Welcome to my blog, or should I say to the ramblings of an old man. I doubt that my ramblings are of much value, but at least I have an opportunity to share them.  So, please be kind and humor me. If nothing else of value stands out in these thoughts, I hope that you at least sense the value I place on a daily walk with the Lord.  That walk is what has provided me with motivation and a sense of purpose throughout my lifetime.  My prayer is that you, too, are experiencing this direction and joy in daily living which is available to everyone who puts his trust in Christ.  So, thanks again for joining me.  Please don't go without leaving some comments here so I can get to know you better as our paths intersect today in this blog.

Saturday, August 25, 2018

Reunions


          Reunions can be interesting events.  If you were active in your school and class it can be fun to renew friendships with those with whom you spent many hours with years ago.  Of course you should be prepared for changed looks, forgotten names and both sad and happy stories.  And you'll be surprised how much older your friends look when you haven't changed at all.

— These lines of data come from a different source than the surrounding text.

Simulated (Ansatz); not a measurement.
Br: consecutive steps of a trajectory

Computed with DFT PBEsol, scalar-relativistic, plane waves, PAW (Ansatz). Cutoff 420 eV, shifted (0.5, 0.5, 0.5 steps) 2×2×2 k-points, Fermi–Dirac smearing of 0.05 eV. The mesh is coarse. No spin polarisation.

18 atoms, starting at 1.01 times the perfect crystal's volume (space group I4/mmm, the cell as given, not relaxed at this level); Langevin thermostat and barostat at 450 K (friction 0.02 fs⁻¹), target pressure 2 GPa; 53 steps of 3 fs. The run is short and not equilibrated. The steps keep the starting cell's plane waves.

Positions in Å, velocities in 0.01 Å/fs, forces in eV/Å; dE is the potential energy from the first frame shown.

          My wife has never attended any of her high school reunions because she never felt close to those in her class.  I have attended one of my college reunions and it was very interesting, mostly because members of our basketball team were there and we had spent many hours together during our four years in college.
           I've also attended all of my high school reunions and have generally enjoyed them.  I was class president for my junior and senior years and, as a result, was very involved with the class.  Now I have become just the official "prayer" for the meals.  But that is fine since it gives me a chance to share my faith through my prayer.
          As we've gotten older, members of our class have decided that we should meet more often than the usual 5 and 10 year gatherings.  So for the past three years we have had "birthday celebration" reunions at a location in Lititz.  Usually we have 30-40 show up out of a class which I think graduated about 88 back in 1959.
          This week we celebrated our 77th birthdays with a picnic type gathering in a church in Lititz.  We had planned to meet in the Lititz Springs Park, but recent flooding there forced us to move to the church. We shared memories and food and took pictures. We all seemed older and slower - where have all the years gone?  I actually started a mini-web page for the class (fbfawana.com/1959.html) to share with those who live too far away to come.  Next year is our 60th reunion so we are planning something bigger - and probably more expensive - the first week in June to celebrate.
          But reunions can have some interesting and unexpected outcomes.  Here is a story about one reunion that was shared at our recent gathering.
          At the 60th high school reunion he was a widower and she was a widow.  They had known each other for a number of years, having been high school classmates and having attended class reunions in the past, without fail.
          At this reunion the widower and the widow made a foursome with two other singles.  They had a wonderful evening, their spirits high, with the widower throwing admiring glances across the table ... and the widow smiling coyly back at him.  Finally during one dance, he worked up his courage to ask her, "Will you marry me?"  After about six seconds of careful consideration, she answered, "Yes ... yes!!!"  Needless to say, the evening ended on a happy note for the widower.
          However, the next morning he was troubled.  Did she say yes or did she say no?  He couldn't remember.  Try as he would, he just could not recall.  He went over and over the conversation of the previous evening, but his mind was a blank.  He remembered asking the question, but for the life of him could not recall he response.
          With fear and trepidation, he picked up the phone and called her.  First, he explained that he couldn't remember as well as he used to.  Then he reviewed the past evening.  As he gained a little more courage, he then inquired of her, "When I asked if you would marry me, did you say yes or did you say no?"  
         "Why you silly man", she replied, "I said yes.  Yes I will!  And I mean it with all my heart!"
         The widower was delighted.  He felt his heart skip a beat.  Then she continued.  "And I'm so glad you called, because I couldn't remember who asked me."
         So be very careful as you get older and attend reunions.  Memories can begin to fail and you better guard what you do and say.

Saturday, August 18, 2018

"The Green Thing"


          This article was contributed by a dear friend, Eleanor Ruch.  I don't know who the actual author is, but as an "old guy" I found it very interesting.  I  hope that you too will also enjoy it.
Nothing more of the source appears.